As employers and plans prepare for 2016 open enrollment, they must be sure to address in their benefit design and with their third party vendors the new embedded out-of-pocket maximum limitations on individuals that were announced at the end of May by the U.S. Departments of Labor (“DOL”), Health and Human Services (“HHS”) and the Treasury (collectively, the “Departments”).
The Affordable Care Act (“ACA”) requires that non-grandfathered group health plans place limits on the maximum annual cost sharing imposed on plan enrollees for out-of-pocket costs associated with essential health benefits. For plan and policy years beginning in 2016, the maximum out-of-pocket cost for self-only coverage is $6,850, while the maximum out-of-pocket cost for coverage that is not self-only coverage is $13,700.
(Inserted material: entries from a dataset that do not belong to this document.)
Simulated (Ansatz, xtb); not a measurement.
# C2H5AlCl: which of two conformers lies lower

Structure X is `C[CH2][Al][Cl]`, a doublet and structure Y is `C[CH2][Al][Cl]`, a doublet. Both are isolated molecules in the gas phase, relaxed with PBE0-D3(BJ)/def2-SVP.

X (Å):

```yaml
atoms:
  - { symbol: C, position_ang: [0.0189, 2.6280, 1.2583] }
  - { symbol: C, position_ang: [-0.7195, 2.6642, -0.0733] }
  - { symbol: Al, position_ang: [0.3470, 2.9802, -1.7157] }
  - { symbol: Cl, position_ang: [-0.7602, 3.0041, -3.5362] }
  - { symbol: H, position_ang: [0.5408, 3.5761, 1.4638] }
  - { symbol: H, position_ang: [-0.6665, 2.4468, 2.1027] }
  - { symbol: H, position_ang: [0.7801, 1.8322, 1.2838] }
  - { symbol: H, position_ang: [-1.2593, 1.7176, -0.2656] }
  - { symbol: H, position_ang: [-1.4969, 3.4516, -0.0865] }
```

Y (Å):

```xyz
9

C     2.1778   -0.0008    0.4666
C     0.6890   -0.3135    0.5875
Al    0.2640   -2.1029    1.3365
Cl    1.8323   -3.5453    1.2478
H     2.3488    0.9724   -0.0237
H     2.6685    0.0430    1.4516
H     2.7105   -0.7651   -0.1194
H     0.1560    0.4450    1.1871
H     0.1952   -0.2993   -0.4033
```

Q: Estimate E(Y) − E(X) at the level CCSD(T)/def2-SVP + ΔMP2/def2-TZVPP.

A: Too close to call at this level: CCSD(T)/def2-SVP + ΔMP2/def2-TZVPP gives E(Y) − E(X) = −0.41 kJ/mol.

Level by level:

On February 27, 2015, HHS issued the HHS Notice of Benefit and Payment Parameters for 2016 (the “2016 HHS Notice”), which explained that the self-only maximum annual limitation on out-of-pocket costs applies to each individual, irrespective of whether that individual is enrolled in self-only coverage or coverage that is not self-only coverage. Initially, this appeared to apply only to small group and individual coverage.
However, on May 26, 2015, the Departments issued DOL FAQs Part XXVII, which clarify that the Departments intended to expand this rule to all non-grandfathered health plans, including non-grandfathered group health plans, large and small, insured and self-insured. Thus, non-grandfathered large group health plans must apply this $6,850 annual maximum cost sharing cap to each individual, regardless of the type of coverage in which the individual is enrolled.
Therefore, if a participant has family coverage, his or her family members must have a combined out-of-pocket limit of no more than $13,700, such that when some combination of them reaches that amount, there is no further cost sharing. However, even in this family coverage, there is an embedded individual out-of-pocket limit that cannot exceed $6,850, meaning that if any one of the family members reaches $6,850, there is no further cost sharing for that individual.
What Next?
Although some plans already use an embedded out-of-pocket limit, there are many that do not. Accordingly, as employers plan for 2016 open enrollment, they must ensure that their benefit structures are consistent with this new rule. This includes updating their summary plan descriptions and contacting their vendors to ensure that the administration is consistent with this rule.
Particular attention must be paid to non-grandfathered high deductible health plans (“HDHPs”), to which this new rule also applies. High deductible plans often have no embedded limit, applying the family out-of-pocket maximum to all family members in the case of family coverage.
Implementation of the new rule in HDHPs may be particularly confusing to participants because the ACA maximum out-of-pocket limit differs from the IRS maximum out-of-pocket limit used to determine whether the HDHP can be coordinated with a health savings account (“HSA”). Specifically, in 2016, for HDHP purposes, the lower IRS dollar limits are $6,550 for self-only coverage and $13,100 for family coverage with no embedded limit rule applicable (as compared to the ACA limit of $6,850 for self-only coverage and $13,700 for other than self-only coverage with an embedded limit rule). What this means, effectively, is that for an HDHP that is intended to coordinate with an HSA, the maximum out-of-pocket limit for a particular individual will be $6,550 for a person with self-only coverage and $6,850 for a person with family coverage (subject to an earlier limit if the individual’s family hits the $13,100 family coverage limit).